If you are an absolute beginner, then go through the below pre-requisites. And if you are not a beginner, you better know what to skip!

Note: Context switching APIs getcontext, setcontext, makecontext and swapcontext were obsoleted in POSIX.1-2004 and removed in POSIX.1-2008 citing portability issues. So, please do not use it. Here I have used it for demonstration purpose.

Coroutine Basics

What Is Coroutine?

A coroutine is a function/sub-routine(co-operative sub-routine to be precise) that can be suspended and resumed.
In other words, You can think of coroutine as an in-between solution of normal function & thread. Because, once function/sub-routine called, it executes till the end. On other hand, a thread can be blocked by synchronization primitives(like mutex, semaphores, etc) or suspended by an OS scheduler. But again you can not decide on suspension & resumption on it. As it is done by the OS scheduler.
While coroutine on other hand, can be suspended on a pre-defined point & resumed later on a need basis by the programmer. So here programmer will be having complete control of execution flow. That too with minimal overhead as compared to thread.
A coroutine is also known as native threads, fibres(in windows), lightweight threads, green threads(in java), etc.

Why Do We Need Coroutine?

As I usually do, before learning anything new, you should be asking this question to yourself. But, let me answer it:
Coroutines can provide a very high level of concurrency with very little overhead. As it doesn’t need OS intervention in scheduling. While in a threaded environment, you have to bear the OS scheduling overhead.
A coroutine can suspend on a pre-determined point, so you can also avoid locking on shared data structures. Because you would never tell your code to switch to another coroutine in the middle of a critical section.
With the threads, each thread needs its own stack with thread local storage & other things. So your memory usage grows linearly with the number of threads you have. While with co-routines, the number of routines you have doesn’t have a direct relationship with your memory usage.
For most use cases coroutine is a more optimal choice as it is faster as compared to thread.
And if you are still not convinced then wait for my C++20 Coroutine post.

To-the-point Context Switching API Theory

Before we dive into a implementation of Coroutine in C, we need to understand the below foundation functions/APIs for context switching. Off-course, as we do, with less to-the-point theory & with more code examples.
1. setcontext
2. getcontext
3. makecontext
4. swapcontext
If you are already familiar with setjmp/longjmp, then you might have ease in understanding these functions. You can consider these functions as an advanced version of setjmp/longjmp.
The only difference is setjmp/longjmp allows only a single non-local jump up the stack. Whereas, these APIs allows the creation of multiple cooperative threads of control, each with its own stack or entry point.
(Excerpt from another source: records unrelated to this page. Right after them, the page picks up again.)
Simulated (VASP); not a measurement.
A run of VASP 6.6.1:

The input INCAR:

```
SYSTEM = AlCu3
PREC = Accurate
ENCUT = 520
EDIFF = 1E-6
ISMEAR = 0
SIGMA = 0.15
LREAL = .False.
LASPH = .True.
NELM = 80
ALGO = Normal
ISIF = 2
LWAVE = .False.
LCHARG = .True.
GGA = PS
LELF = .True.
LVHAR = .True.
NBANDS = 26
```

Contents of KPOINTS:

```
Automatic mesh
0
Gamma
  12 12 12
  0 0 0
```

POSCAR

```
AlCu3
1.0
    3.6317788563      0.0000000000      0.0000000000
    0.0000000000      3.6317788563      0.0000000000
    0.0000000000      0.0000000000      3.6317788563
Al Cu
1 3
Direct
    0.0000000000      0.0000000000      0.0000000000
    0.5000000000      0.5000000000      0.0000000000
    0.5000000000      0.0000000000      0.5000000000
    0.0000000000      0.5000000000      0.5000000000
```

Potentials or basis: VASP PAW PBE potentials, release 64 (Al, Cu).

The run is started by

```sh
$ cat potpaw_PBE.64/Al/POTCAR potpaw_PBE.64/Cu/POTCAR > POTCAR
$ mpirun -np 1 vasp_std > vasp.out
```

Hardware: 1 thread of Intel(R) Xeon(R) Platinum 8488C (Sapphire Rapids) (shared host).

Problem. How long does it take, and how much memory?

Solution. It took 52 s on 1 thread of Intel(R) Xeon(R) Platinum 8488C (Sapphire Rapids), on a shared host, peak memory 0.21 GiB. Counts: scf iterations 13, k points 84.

Data Strucutre To Store Execution Context

ucontext_t type structure that defined as below is used to store the execution context.
All four(setcontext, getcontext, makecontext & swapcontext) control flow functions operates on this structure.

typedef struct {
    ucontext_t *uc_link;    
    stack_t     uc_stack;
    mcontext_t  uc_mcontext;
    sigset_t    uc_sigmask;
    ...
} ucontext_t;

uc_link points to the context which will be resumed when the current context exits, if the context was created with makecontext (a secondary context).
uc_stack is the stack used by the context.
uc_mcontext stores execution state, including all registers and CPU flags, frame/base pointer(i.e. indicates current execution frame), instruction pointer(i.e. program counter), link register(i.e. stores return address) and the stack pointer(i.e. indicates current stack limit or end of current frame). mcontext_t is an opaque type.
uc_sigmask is used to store the set of signals blocked in the context. Which isn’t the focus for today.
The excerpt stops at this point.